Presented by Guy Masterson’s Centre for International Theatre
@ Higher Ground – Main Theatre
THURSDAY 1st March (until March 4)
Let me be clear; Scaramouche Jones is nothing short of incredible. Written and performed by the phenomenal Justin Butcher, and directed with understated brilliance by Guy Masterson, it is theatre that will convert the unwilling, satisfy the jaded and replenish the true believers. Housed within Masterson’s Centre for International Theatre at Higher Ground in the West End, the play returns until March 4 after an enormously successful 2010 Adelaide Fringe season.
It begins with the muffled sound of applause, and a silhouette of an unspoken performance cast on the white sheets that frame the sparsely adorned stage. Though we are not to know it yet, we have seen, quite literally, the ending of the play foreshadowed by these swift, evocative movements. We have seen both the life and final moments of the clown of the Twentieth Century, Scaramouche Jones. He enters through a dark opening in the middle of the draped sheets and collapses into a chair, exhausted. As he soon tells us, we are about to witness his final performance.

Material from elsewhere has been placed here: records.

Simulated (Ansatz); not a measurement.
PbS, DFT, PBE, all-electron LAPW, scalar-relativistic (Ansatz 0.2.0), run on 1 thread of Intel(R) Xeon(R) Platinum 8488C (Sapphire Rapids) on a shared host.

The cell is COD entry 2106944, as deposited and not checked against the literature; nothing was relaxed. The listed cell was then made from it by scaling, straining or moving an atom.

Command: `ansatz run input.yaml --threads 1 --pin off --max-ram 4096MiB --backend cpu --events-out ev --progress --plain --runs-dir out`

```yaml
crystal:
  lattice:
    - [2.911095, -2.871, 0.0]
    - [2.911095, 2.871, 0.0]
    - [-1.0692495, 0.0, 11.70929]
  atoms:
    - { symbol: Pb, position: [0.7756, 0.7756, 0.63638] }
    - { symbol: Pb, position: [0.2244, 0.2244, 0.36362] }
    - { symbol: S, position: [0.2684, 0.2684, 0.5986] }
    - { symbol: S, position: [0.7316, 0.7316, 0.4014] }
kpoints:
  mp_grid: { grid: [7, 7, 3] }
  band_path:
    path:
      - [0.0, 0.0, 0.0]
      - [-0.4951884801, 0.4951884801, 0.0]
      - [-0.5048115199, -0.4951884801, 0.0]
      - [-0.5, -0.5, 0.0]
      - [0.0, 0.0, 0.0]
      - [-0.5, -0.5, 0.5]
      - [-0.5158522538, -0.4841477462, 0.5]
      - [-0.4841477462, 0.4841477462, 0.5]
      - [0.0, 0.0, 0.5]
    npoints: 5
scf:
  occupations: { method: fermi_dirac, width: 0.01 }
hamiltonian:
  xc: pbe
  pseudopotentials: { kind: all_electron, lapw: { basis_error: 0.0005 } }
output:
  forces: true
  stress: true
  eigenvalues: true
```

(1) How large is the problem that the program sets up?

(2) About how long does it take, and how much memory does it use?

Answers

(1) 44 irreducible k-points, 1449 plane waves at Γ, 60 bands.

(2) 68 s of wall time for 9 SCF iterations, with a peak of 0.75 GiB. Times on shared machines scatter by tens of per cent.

It is December 31, 1999, the eve of Scaramouche Jones’ one-hundredth birthday, the eve of the millennium. Over ninety enthralling minutes we are lead through a series of fantastic episodes that make up the clown’s life and intersect with major moments of the Twentieth Century. It is no accident that the clown shares the dates of the century just past; he is, in a way, the very essence of the most tumultuous time in history. His story is hilarious, violent, and ultimately, extremely moving. As Butcher told me, Scaramouche’s journey acts as “a cockeyed squint at the Twentieth Century”. Like an era that spawned both penicillin and the atom bomb, it is both hopeful and hopeless, tragic and comic, the distillation of the very essence of the clown.
Born on a fishmonger’s slab to a Trinidadian whore — “a clown’s nativity” — and marked with peculiarly white skin, Scaramouche is destined for a life of complication. Forced to watch a string of men lose themselves between his mother’s legs, he becomes obsessed with discovering his father’s identity. Once, and only once, his mother lets slip that his father “was an Englishman”. And so begins his search for England. After a client kills his mother, he is sold into slavery by a missionary, and through a circuitous and unexpected route, finds himself working for a kind but bewildering Somali snake charmer. Through a series of absurdly believable events, each hinging on his enchanting white skin, Scaramouche becomes the object of desire for a homosexual Italian nobleman, is cared for then beaten by a group of gypsies, employed in a Polish monastery before finding himself in a German extermination camp in World War II. Forced into work as a gravedigger, while waiting to spread lime over the recently destroyed, he discovers he has the ability to momentarily distract the children from their impending doom. He mimes a comic execution, making the children smile before they are wiped out forever. In this combination of laughter and sadness Scaramouche realises his calling — to be a clown.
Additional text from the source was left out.